One of the most popular IRT models is the two-parameter logistic model (e.g., Embretson & Reise, 2000; Lord & Novick, 1968), which can be viewed as a binomial GLMM with logit link function. Consider an IRT model parameterized as \(\text {logit}^{-1}(p_{ij}) = \alpha _j\theta _i - \beta _j\), with each item j’s difficulty described by \(\beta _j\) and discrimination described by \(\alpha _j\). The alternative parameterization as \(\alpha _j(\theta _i - \beta _j)\) is also applicable, but less convenient for comparison. In the former parameterization, the IRT \(\beta _j\) parameters are similar to the negative of the GLMM fixed parameter \(\varvec{\beta }\). The IRT \(\alpha _j\) parameters are then similar to the relative covariance factor in the GLMM, with the lme4 package requiring the covariance factor to be equal for all items. This means that we cannot fit a 2PL model in lme4, though other GLMM software such as SAS PROC NLMIXED may allow for 2PL estimation.

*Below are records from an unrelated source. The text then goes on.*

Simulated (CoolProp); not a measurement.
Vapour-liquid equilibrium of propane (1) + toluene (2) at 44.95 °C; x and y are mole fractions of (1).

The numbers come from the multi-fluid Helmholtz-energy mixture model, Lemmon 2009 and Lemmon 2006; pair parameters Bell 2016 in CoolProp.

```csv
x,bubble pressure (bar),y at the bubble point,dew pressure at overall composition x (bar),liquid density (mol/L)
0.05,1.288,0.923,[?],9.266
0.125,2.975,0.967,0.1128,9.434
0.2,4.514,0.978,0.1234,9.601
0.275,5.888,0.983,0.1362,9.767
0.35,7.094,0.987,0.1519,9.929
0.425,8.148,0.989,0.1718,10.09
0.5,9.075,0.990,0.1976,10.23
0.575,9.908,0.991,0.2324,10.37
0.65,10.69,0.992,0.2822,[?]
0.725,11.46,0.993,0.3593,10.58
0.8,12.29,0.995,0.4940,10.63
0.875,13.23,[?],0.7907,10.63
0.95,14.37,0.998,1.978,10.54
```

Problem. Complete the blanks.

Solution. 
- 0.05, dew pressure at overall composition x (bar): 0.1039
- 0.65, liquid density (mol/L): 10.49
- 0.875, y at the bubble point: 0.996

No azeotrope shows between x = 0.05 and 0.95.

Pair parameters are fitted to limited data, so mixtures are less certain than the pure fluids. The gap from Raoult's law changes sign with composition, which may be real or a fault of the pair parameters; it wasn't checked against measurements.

In the context of IRT, Glas (1992; 1998; 1999) utilized an identity from Louis (1982) to obtain first derivatives of the marginal log-likelihood (marginal over person parameters \(\theta _i\)). This identity can be used to show that the first derivative of the marginal log-likelihood with respect to difficulty and discrimination parameters equals an expected value involving first derivatives of the conditional likelihood (conditioned on person proficiency). That is, we can obtain derivatives of the marginal likelihood by taking an expected value that involves the conditional likelihood.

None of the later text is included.